Canadian Employment Change, Unemployment Rate
Canadian Unemployment Rate Actual 6.1%, Expected 6.2%, Previous 6.2%
Canadian Employment Change Actual -55.2K, Expected 5.0K, Previous -5.0K
Release Explanation: It measures the number of jobs created, or the percentage of employed/unemployed in the labor market. A currency will strengthen or weaken in-line with the other releases that the Employment Data impacts, rather than just as a one-off knee-jerk reaction to these numbers printing.
Trade Desk Thoughts: The miss was due in the most part to part-time workers leaving the labor market, -48k, and mainly from the construction and manufacturing sectors. There were gains in the food and services sector, but not enough to off-set the losses elsewhere. The pace of job growth has slowed in recent months, but is still in an uptrend, and the part-time labor market is still at +3.5% on the year, compared to the 0.9% full-time growth numbers. The Average Hourly earnings are running at 4.0% for the year, and importantly well ahead of the CPI inflationary read of 3.1%. The headline is a shock, but on further inspection the number is not as dramatic as it may initially seem.
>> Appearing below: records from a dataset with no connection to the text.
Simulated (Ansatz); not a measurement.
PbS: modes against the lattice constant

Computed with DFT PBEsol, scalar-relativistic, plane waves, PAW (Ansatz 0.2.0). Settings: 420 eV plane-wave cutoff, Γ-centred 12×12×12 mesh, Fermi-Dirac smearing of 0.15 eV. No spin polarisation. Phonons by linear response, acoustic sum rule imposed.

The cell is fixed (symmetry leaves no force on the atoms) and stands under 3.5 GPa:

The Canadian unemployment rate is in a steep decline, from 7.0% in 2005, to 6.1% now, and that may be the more balanced view to take on this. The rate was released better than expected, 6.1% versus analyst estimations of 6.2%, but since the end of 2007 the rate of reduction in the unemployment sector had slowed.
Forex Technical Reaction: At the time of the release, the Canadian dollar strengthened 20 pips. Just before the release the pair broken TheLFB S3, gaining almost 160 pips since the new trading day began. The pair is trading at the highest level now for almost one year.